Odd from the child's point of view. It is one thing to believe that an unseen but omnipotent man visits all children on Christmas night, leaving gifts. As with the tooth fairy, the mystery is complete; nothing can spoil it, unless a clumsy or drunken daddy be caught - arms full of presents - slumped over the fireguard, or impaled on the poker.
But to meet Father Christmas, to smell his smell, to touch his red coat with its white lining, to experience the human particularities of his grog-blossom nose, or his sagging jowls, his sad, bagged eyes or his faltering hands, must surely jolt the child out of any easy belief in the legend. To make faith even more difficult, the child is expected not just to encounter Santa once, but to meet him again and again, always in a different incarnation: at the department store, the school bazaar, the new, purpose-built super- grotto.

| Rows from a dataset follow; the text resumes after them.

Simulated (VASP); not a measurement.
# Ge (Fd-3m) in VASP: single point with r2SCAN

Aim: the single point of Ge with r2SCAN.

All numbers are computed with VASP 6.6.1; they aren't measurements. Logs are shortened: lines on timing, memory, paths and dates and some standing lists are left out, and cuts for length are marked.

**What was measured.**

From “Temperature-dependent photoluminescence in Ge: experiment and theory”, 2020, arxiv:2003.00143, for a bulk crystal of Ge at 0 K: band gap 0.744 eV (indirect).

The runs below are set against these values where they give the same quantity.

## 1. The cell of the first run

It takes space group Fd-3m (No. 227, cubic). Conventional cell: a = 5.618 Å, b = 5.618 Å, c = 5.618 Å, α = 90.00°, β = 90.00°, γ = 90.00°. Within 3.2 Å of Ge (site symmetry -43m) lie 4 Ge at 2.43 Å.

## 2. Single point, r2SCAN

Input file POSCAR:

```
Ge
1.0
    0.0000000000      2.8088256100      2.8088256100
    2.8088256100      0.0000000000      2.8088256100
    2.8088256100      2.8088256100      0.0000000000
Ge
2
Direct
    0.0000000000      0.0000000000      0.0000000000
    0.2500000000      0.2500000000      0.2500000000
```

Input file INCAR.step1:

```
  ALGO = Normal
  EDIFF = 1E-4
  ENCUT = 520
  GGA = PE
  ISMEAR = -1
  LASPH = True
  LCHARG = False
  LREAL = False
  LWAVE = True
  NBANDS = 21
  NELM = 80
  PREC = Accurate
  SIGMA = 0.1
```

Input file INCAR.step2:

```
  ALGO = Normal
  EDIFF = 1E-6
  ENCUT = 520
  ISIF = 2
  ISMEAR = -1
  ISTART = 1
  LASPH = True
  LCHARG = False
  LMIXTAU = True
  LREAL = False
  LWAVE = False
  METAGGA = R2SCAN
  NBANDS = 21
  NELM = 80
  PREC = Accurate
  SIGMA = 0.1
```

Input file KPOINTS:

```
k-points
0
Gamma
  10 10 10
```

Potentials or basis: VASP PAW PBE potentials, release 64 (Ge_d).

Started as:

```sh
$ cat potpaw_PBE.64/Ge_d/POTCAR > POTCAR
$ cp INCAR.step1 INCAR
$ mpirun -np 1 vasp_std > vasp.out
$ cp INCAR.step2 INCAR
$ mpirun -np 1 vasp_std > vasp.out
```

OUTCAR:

It is odd from Santa's point of view, too. Santas don't believe in Santa Claus (except the one in Miracle On 34th Street). By and large they have no personal stake in the children's belief in Santa, either. To some - the more professional - it is a warm, comfortable (if highly seasonal) way of making a living. They may even take a pride in the material of their costumes, the fluffiness of their beards, the timbre and resonance of their ho-ho-hos. To others it means a temporary shelter, a bit of spending money and company. For the amateurs it is the consequence of being press- ganged by tyrannical women, who will point out that they have done all the shopping, office party arrangements, cooking etc, and that the least a man can do is stick cotton wool on his face and be nice to the kids for half- an-hour.
But I wouldn't do it. The clothes are sweaty, the beard itchy, the children querulous and quarrelsome, the parents maudlin, the posture uncomfortable, the food poor, the drink non-existent, the pretence wearisome.
And I wouldn't do it because, somehow (odd this - oddest of all, really), it would spoil it for me. How can I be Father Christmas?